Endangered Species Law and Policy
Oregon District Court Dismisses Claims Brought To Protect The Marbled Murrelet
The United States District Court for the District of Oregon dismissed claims brought by environmental organizations under section 9 of the Endangered Species Act (“ESA”) to prevent unlawful take of marbled murrelets (brachyramphus marmoratus). Cascadia Wildlands v. Kitzhaber, 2012 U.S. Dist. LEXIS 166966, at *2 (D. Or. Nov. 27, 2012) (pdf). Plaintiffs alleged that defendants, including individual members of the Oregon Board of Forestry and the State Land Board, violated the ESA by (1) authorizing timber sales on specific tracts of forestland, (2) approving forest management plans, implementation plans, and annual operation plans that allow increased logging, which cause unpermitted take of marbled murrelets, and (3) approving “take avoidance” plans that result in unpermitted take of marbled murrelets. Id.

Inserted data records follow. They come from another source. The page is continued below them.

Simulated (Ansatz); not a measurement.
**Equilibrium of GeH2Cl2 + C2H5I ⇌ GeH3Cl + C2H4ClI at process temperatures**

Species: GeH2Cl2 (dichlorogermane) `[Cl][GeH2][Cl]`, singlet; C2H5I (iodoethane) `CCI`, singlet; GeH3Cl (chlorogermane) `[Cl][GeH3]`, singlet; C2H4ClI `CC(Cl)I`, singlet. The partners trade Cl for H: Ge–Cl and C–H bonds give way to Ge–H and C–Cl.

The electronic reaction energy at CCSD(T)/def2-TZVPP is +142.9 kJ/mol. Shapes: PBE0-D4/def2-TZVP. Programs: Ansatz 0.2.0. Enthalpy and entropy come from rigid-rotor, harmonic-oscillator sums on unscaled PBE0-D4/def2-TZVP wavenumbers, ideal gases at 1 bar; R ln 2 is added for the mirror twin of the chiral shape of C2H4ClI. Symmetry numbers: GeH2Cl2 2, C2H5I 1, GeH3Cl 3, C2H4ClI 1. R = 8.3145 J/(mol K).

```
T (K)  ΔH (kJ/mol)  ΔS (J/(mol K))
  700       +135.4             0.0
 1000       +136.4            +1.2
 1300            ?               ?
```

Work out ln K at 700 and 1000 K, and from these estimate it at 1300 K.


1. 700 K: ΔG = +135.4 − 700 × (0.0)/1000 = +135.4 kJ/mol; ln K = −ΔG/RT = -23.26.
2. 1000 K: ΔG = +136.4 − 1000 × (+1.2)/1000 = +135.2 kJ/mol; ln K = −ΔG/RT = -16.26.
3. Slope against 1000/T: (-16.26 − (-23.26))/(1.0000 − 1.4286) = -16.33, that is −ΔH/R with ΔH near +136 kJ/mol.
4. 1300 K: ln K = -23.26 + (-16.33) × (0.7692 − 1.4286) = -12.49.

The court dismissed the claims against members of the Oregon Board of Forestry on the grounds of absolute legislative immunity, meaning that the members were immune from civil suits because their actions were made in their official lawmaking capacity. Id.at 9. Plaintiffs had asserted that defendants had not met their burden of establishing that the board members’ actions were in fact legislative. Id.at 11. In rejecting this assertion, the court held that the board members’ approval of forest management plans constituted legislative activity because the actions involved the formulation of a broad policy, applied to the general public, were legislative in character, and bore the hallmark of traditional legislation. Id.at 12-14 (citing Kaahumanu v. Cnty. of Maui, 315 F.3d 1215, 1220 (9th Cir. 2003)).
The court also dismissed claims against individual members of the State Land Board and the Director of the Department of State Lands, holding that plaintiffs had failed to allege facts sufficient to state a claim. Id.at 19-21. Specifically, the court held that the actions of defendants had not proximately caused the alleged harm to the marbled murrelets. Id.
The court held for plaintiffs with respect to their claims against the State Forester and several District Foresters, finding that plaintiffs had presented facts sufficient to allege that these individuals proximately caused the take of marbled murrelets by approving “take avoidance” plans, specifying timber for sale, and approving forest management plans. Id.at 23. Plaintiffs have 20 days leave to file an amended complaint in accordance with the court’s opinion. Id.at 30.